Former US Intelligence Officer Sentenced to 10 Years for Attempting to Spy for China

Former US Intelligence Officer Sentenced to 10 Years for Attempting to Spy for China
Ron Rockwell Hansen, a former U.S. intelligence officer who pleaded guilty to trying to sell secrets to China. (Salt Lake County Sheriff's Office via AP)
Frank Fang
9/25/2019
Updated:
9/28/2019

A former Defense Intelligence Agency (DIA) officer was sentenced to 10 years for attempted espionage on behalf of China on Sept. 24.

The officer, Ron Rockwell Hansen, of Syracuse, Utah, pleaded guilty in March to attempting to pass information related to U.S. national defense. He was arrested on June 2, 2018, before he could board a flight to China at the Seattle-Tacoma International Airport.

“Ron Rockwell Hansen received hundreds of thousands of dollars for betraying his country and former colleagues,” said U.S. Assistant Attorney General of National Security John C. Demers, in a press release from the Department of Justice.

Demers added: “These cases show the breadth of the Chinese government’s espionage efforts and the threat they pose to our national security.”

Hansen, 60, speaks fluent Mandarin and Russian. He was a warrant officer in the U.S. Army for over 20 years before his retirement in 2006. That same year, DIA hired Hansen as a civilian intelligence officer, which eventually gave him security clearance for Top Secret. Though he resigned from DIA by December, he continued to do contractual work for the federal government and had access to classified information, according to court documents.
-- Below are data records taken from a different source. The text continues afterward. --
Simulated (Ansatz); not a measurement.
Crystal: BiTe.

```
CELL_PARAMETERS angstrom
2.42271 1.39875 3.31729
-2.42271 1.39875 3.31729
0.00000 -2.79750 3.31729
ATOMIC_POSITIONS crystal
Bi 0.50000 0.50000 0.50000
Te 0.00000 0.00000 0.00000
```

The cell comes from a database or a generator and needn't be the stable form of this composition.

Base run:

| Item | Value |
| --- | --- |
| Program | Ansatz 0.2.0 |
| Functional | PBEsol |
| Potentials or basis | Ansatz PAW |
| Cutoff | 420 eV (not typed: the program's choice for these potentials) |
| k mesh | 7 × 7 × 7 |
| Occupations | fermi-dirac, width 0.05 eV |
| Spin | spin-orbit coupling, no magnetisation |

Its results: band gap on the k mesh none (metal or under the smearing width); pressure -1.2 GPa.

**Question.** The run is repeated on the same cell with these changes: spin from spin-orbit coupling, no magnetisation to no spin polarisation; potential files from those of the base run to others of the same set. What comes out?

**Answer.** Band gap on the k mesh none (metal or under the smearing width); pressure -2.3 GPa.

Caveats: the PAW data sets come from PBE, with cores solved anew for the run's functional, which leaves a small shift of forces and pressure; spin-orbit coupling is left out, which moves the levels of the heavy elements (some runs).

In his plea agreement, Hansen admitted that he was recruited by a Chinese intelligence service in early 2014, and that he began to hold regular meetings with agents from that service in China. Chinese agents told Hansen what information would be of interest to Chinese intelligence.

Between May 2016 and June 2018, Hansen sought out an unnamed DIA case officer and solicited national security information from him that Chinese intelligence would find valuable.

Unbeknownst to Hansen, the case officer reported Hansen’s conduct to the DIA and acted as an informant in an FBI investigation into Hansen’s activities.

On the day he was arrested, Hansen said he met with the DIA case officer and received documents related to the information he previously solicited, which was related to U.S. military readiness in an unknown region.

According to the press release, Hansen was planning to hide the materials in those documents within the text of an electronic document he would prepare at the airport before leaving China.

Past Incidences

The Chinese regime has continually targeted former and current staff at U.S. intelligence agencies in an attempt to get their hands on national secrets.

“This is a very troubling trend, “said federal prosecutor John W. Huber in the press release.

In May, Kevin Patrick Mallory, of Leesburg, Virginia, who had worked for both the Central Intelligence Agency (CIA) and DIA, was sentenced to 20 years in prison and five years of supervised release for conspiracy to transmit U.S. defense information to China.

Benjamin Pierce Bishop, from Honolulu, Hawaii, was a civilian defense contractor and a retired lieutenant colonel in the U.S. Army. According to federal prosecutors, he retained documents  from his old workplace at the U.S. Pacific Command related to U.S. defense strategies in Asia.

In March 2012, Bishop emailed classified information to a 27-year-old Chinese woman with whom he had a romantic relationship. The woman was present in the United States at the time as a graduate student on a J1 Visa.

It is not known if the unnamed woman had any ties to Chinese intelligence agencies.

Bishop was sentenced to 87 months in prison and three years of supervised release for “willfully communicating classified national defense information to a person not authorized to receive it,” according to a September 2014 press release from the Department of Justice.

Other cases involved Chinese authorities attempting to install moles within U.S. intelligence.

Glenn Duffie Shriver, of Grands Rapids, Michigan, was a student in China when he agreed to offers from Chinese intelligence agents to become a spy. They planned for him to seek employment in U.S. intelligence agencies or law enforcement organizations upon his return to the United States.

From 2005 to 2010, Shriver tried to gain employment as a Foreign Service Officer with the U.S. Department of State, and as a clandestine service officer with the CIA. While applying for the CIA job, Shriver concealed his contact with Chinese agents and his travels to China. He was ultimately not successful in getting those jobs.

Shriver said he received more than $70,000 in cash payments from the Chinese agents for what they called his “friendship.”

Shriver was sentenced to 48 months in prison in January 2011 for conspiring to provide U.S. defense information to Chinese agents, after pleading guilty in October 2010, according to a press release from the Department of Justice.